Co-Principal Investigators

 

Dr. S. Ama Wray

S. Ama Wray, PhD, was recognized by the Comparative & International Education Society, receiving their African Diaspora Emerging Scholars Award in 2018. An Associate Professor of Dance at UC Irvine, she gave the 2019 closing plenary for Dance/USA’s conference in Cleveland, Ohio. She received her PhD in dance studies at the University of Surrey, developing – Embodiology® her Africana-informed improvisation praxis. Embodiology® has been introduced at the following institutions: Temple University, Martha Graham School, UC Berkeley, Atlantic Center for the Arts, University of Wisconsin Madison, University of Ghana, Legon, University of Texas, Austin, World Dance Alliance Conference, NDEO Conference, Dance Studies Association, Middlesex University, San Francisco Conservatory of Music, Princeton University, Urban Movement Arts, Serendipity-UK, Jazz Antiqua, and the California Dance Educators Association. She is the custodian of Jane Dudley’s emblematic solo, Harmonica Breakdown (1938). Awarded a National Endowment for Science Technology and the Arts Fellowship in the UK, she co-produced the award winning Texterritory, a cellphone-based interactive storytelling performance. As founder of JazzXchange her collaborators have included music: Wynton Marsalis, Bobby McFerrin, Gary Crosby, MBE, Zoe Rahman and Julian Joseph, OBE, Gary Crosby, MBE and Derek Bermel. Her work continues to be performed and commissioned on three continents.

Professor Ngũgĩ wa Thiong’o

Novelist and theorist of post-colonial literature, Ngũgĩ is currently a Distinguished Professor of English and Comparative Literature at the University of California, Irvine, USA. He was born in Kenya, in 1938 into a large peasant family. He was educated at Kamandura, Manguu and Kinyogori primary schools; Alliance High School, all in Kenya; Makerere University College (then a campus of London University), Kampala, Uganda; and the University of Leeds, Britain.

The Kenya of his birth and youth was a British settler colony (1895-1963). As an adolescent, he lived through the Mau Mau War of Independence (1952-1962), the central historical episode in the making of modern Kenya and a major theme in his early works.

Ngũgĩ burst onto the literary scene in East Africa with the performance of his first major play, The Black Hermit, at the National Theatre in Kampala, Uganda, in 1962, as part of the celebration of Uganda’s Independence. “Ngũgĩ Speaks for the Continent,” headlined The Makererian, the Student newspaper, in a review of the performance by Trevor Whittock, one of the professors. In a highly productive literary period, Ngũgĩ wrote additionally eight short stories, two one act plays, two novels, and a regular column for the Sunday Nation under the title, As I See It. One of the novels, Weep Not Child, was published to critical acclaim in 1964; followed by the second novel, The River Between (1965). His third, A Grain of Wheat (1967), was a turning point in the formal and ideological direction of his works. Multi-narrative lines and multi-viewpoints unfolding at different times and spaces replace the linear temporal unfolding of the plot from a single viewpoint. The collective replaces the individual as the center of history.
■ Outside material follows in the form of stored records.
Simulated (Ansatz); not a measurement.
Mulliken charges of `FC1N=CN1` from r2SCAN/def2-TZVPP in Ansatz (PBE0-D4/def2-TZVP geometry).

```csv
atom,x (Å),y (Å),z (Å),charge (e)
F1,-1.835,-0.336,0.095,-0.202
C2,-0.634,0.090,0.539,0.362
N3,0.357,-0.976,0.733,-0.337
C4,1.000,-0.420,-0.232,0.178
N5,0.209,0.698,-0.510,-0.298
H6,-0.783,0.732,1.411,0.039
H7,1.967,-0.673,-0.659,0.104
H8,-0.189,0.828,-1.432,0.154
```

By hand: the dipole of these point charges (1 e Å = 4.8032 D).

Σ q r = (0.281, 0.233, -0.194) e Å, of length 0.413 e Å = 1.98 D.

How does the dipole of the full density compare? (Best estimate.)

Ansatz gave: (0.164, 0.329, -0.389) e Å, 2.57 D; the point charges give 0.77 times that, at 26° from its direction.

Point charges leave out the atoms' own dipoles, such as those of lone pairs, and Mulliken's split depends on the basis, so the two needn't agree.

Dr. Tiffany Willoughby-Herard

Tiffany Willoughby-Herard is Associate Professor of African American Studies, a Faculty affiliate of Gender, Sexual, and Queer Studies at the University of California, Irvine. During her time at UCI, she has received the Chancellor’s Award for Excellence in Fostering Undergraduate Research through her

contribution in the Undergraduate Research Opportunities Program and Division of Undergraduate Education. Willoughby-Herard works on comparative racialization in the South African and North American contexts, Black political thought, and African feminisms. Some of her research focus includes topics on South Africa, poor whites,race in foreign policy, diaspora, comparative racial politics, feminism, and community and civic engagement. In her recent book, Waste of a White Skin: Carnegie and the Racial Logic of White Vulnerability, she uses black feminism, black internationalism, and the black radical tradition, to explore the effect of politics of white poverty on black people’s life, work, and political resistance. In particular, this groundbreaking book examines the philanthropic institution of the Carnegie Foundation, contributed to the constitution of apartheid as a process of knowledge production in South Africa. Her manuscript examines U.S. complicity in constructing notions of whiteness, arguing that the Carnegie Commission Study of Poor Whites helped create knowledge production process central to apartheid, in particular scientific racialism. Some of her other works include Black Rainbows: Militant White Women Writers, Post-Racial Discourse, and the Stakes of Race, Class, and Gender in South Africa, Mammy No More/ Mammy Forever: The Stakes and Costs of Teaching Our Colleagues, and More expendable than slaves? Racial Justice and the After-Life of Slavery.